If a series converges, then the sequence of terms converges to 0, Proof by contradiction. I know there is an elegant proof of this theorem,
But I've been ask to prove it in the test and the only thing I was thinking of was to prove it by contradiction.I want to know if I did right, or maybe I was assuming something wrong: 
${S_n} = \sum _{n=0}^{\infty }\:a_n$ converge and assume that $\lim _{x\to \infty }\left(a_n\right)\:=\:L\:\in \mathbb{R}$    (L isn't zero)
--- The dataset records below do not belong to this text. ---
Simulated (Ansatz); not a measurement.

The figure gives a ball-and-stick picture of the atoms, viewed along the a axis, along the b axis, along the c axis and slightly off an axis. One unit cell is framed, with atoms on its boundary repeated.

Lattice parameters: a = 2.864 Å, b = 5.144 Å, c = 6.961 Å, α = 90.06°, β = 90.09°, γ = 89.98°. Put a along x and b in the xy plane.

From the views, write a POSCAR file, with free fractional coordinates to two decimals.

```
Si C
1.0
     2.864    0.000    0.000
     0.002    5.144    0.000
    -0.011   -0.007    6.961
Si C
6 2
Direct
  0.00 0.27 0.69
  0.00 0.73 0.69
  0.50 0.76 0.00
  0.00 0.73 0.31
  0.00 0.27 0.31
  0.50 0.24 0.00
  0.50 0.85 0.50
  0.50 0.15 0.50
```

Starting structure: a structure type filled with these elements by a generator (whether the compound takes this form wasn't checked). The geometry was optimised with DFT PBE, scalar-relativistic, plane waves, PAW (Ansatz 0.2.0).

So there is $N\in \mathbb{N}\:\:\:\:\:\forall \:n>\:N\:\:\rightarrow \:a_n>\:L-\epsilon$
So if  $a_n>0 \Rightarrow \sum _{n=0}^{\infty }\:a_n>\sum _{n=0}^{\infty }\:L-\epsilon =\:\lim _{n\to \infty }\left(n\cdot \left(L-\epsilon \right)\right)=\infty \:$ 
and that's mean the series diverge.
And if $a_{n\:}$ can be positive and negative, let's look at both 
$\left(S_{n_k}\right)$ the series of the non-negative number
$\left(S_{n_r}\right)$ the series of the negative number 
that will converge to  $\infty \:,\:-\infty $
So that means ${S_n}$ doesn't have a limit
What do you say guys? Is it legit prove  ?
 A: The fundamental idea contains the germ of a correct proof and I'd give serious part credit on an exam. 
Edit: but the fix I suggested isn't right. I've left it appended so you can see that teachers make mistakes too. Thanks to @Hetebrij .
The main problem in the proposed proof by contradiction isn't that the negation of "$a_n$ converges to $0$" isn't "$a_n$ converges to something else", it's "$a_n$ doesn't converge to $0$". That means "there is some $\epsilon > 0$ such that $|a_n| > \epsilon$ infinitely often". 
But the fact that the original series converges means that eventually the partial sums are all closer together than $\epsilon /2$. That's impossible if the terms are often bigger than $\epsilon$, hence the contradiction.

Original faulty answer:
The main problem is that you don't say where $\epsilon$ comes from or what its value is in the second line, so you can't later claim that $n(L-\epsilon)$ grows without bound.
You can fix that if you remember that the definition of "limit" says (in part) "for every $\epsilon$". So you get to pick one that helps you. Try $\epsilon = L/2$.
You've also assumed $L$ is positive (thanks to @AhmedHussein for noticing). If it's not, then apply your argument to the negation of the original series.
There's no need for the later stuff dealing with the possibility that the elements of the original series might have different signs.